Do We Really Need Semantic Layers?
It used to be that a semantic layer was the sine qua non of a sophisticated BI deployment and program. Today, I’m not so sure.
A semantic layer is a set of predefined business objects that represent corporate data in a form that is accessible to business users. These business objects, such as metrics, dimensions, and attributes, shield users from the data complexity of schema, tables, and columns in one or more back-end databases. But a semantic layer takes time to build and slows down deployment of an initial BI solution. Business Objects (now part of SAP) took its name from this notion of a semantic layer, which was the company’s chief differentiator at its inception in the early 1990s.
A semantic layer is critical for supporting ad hoc queries by non-IT professionals. As such, it’s a vital part of supporting self-service BI, which is all the rage today. So what’s my beef? Well, 80% of most BI users don’t need to create ad hoc queries. The self-service requirements of “casual users” are easily fulfilled using parameterized reports or interactive dashboards which do not require semantic layers to build or deploy.
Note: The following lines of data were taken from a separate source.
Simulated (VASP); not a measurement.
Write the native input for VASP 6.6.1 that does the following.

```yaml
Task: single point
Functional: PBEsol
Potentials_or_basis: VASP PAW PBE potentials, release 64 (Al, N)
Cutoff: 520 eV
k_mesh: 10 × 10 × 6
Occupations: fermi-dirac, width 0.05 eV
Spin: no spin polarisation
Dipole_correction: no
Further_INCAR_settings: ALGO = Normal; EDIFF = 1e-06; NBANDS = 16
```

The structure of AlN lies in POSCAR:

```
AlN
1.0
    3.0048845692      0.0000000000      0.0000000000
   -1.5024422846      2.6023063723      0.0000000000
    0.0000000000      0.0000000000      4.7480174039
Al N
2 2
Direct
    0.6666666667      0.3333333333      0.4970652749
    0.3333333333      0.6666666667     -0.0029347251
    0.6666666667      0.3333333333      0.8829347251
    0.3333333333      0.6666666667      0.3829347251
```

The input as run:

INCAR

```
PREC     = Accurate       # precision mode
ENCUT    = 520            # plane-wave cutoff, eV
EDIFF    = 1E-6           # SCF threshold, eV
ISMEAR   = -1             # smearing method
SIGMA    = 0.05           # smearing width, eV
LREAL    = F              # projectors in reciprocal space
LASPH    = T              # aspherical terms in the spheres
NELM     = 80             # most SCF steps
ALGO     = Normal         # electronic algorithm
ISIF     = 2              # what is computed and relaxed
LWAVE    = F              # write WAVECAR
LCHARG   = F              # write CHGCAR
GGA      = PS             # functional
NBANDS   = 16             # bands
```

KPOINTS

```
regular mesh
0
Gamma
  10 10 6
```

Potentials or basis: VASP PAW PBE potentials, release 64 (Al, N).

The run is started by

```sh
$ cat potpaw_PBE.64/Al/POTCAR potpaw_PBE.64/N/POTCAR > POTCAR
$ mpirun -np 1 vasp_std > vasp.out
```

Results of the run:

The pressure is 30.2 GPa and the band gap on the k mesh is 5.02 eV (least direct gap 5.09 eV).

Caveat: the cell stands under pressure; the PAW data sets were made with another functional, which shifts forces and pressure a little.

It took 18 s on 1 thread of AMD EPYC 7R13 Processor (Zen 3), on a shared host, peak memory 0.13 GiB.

Accordingly, most pureplay dashboard vendors don’t incorporate a semantic layer. Corda, iDashboards, Dundas, and others are fairly quick to install and deploy precisely because they have a lightweight architecture (i.e., no semantic layer). Granted, most are best used for departmental rather than enterprise deployments, but nonetheless, these low-cost, agile solutions often support sophisticated BI solutions.
Besides casual users, there are “power users” who constitute about 20% of total users. Most power users are business analysts who typically query a range of databases, including external sources. From my experience, most bonafide analysts feel constrained by a semantic layer, preferring to use SQL to examine and extract source data directly.
So is there a role for a semantic layer today? Yes, but not in the traditional sense of providing “BI to the masses” via ad hoc query and reporting tools. Since the “masses” don’t need such tools, the question becomes who does?
Super Users. The most important reason to build a semantic layer is to support a network of “super users.” Super users are technically savvy business people in each department who gravitate to BI tools and wind up building ad hoc reports on behalf of colleagues. Since super users aren’t IT professionals with formal SQL training, they need more assistance and guiderails than a typical application developer. A semantic layer ensures super users conform to standard data definitions and create accurate reports that align with enterprise standards.
Federation. Another reason a semantic layer might be warranted is when you have a federated BI architecture where power users regularly query the same sets of data from multiple sources to support a specific application. For example, a product analyst may query historical data from a warehouse, current data from sales and inventory applications, and market data from a syndicated data feed. If this usage is consistent, then the value of building a semantic layer outweighs its costs.
Distributed Development. Mature BI teams often get to the point where they become the bottleneck for development. To alleviate the backlog of projects, they distribute development tasks back out to IT professionals in each department who are capable of building data marts and complex reports and dashboards. To make distributed development work, the corporate BI team needs to establish standards for data and metric definitions, operational procedures, software development, project management, and technology. A semantic layer ensures that all developers use the same definitions for enterprise metrics, dimensions, and other business objects.
Semi-legitimate Power Users. You have inexperienced power users who don’t know how to form proper SQL and aren’t very familiar with the source systems they want to access. This type of power user is probably more akin to a super user than a business analyst and would be a good candidate for a semantic layer. However, before outfitting these users with ad hoc query tools, first determine whether a parameterized report, an interactive dashboard, or a visual analysis tool (e.g., Tableau) can meet their needs.
So there you have it. Semantic layers facilitate ad hoc query and reporting. But the only people who need ad hoc query and reporting tools these days are super users and distributed IT developers. However, if you are trying to deliver BI to the masses of casual users, then a semantic layer might not be worth the effort. Do you agree?
Posted by Wayne Eckerson on July 28, 2010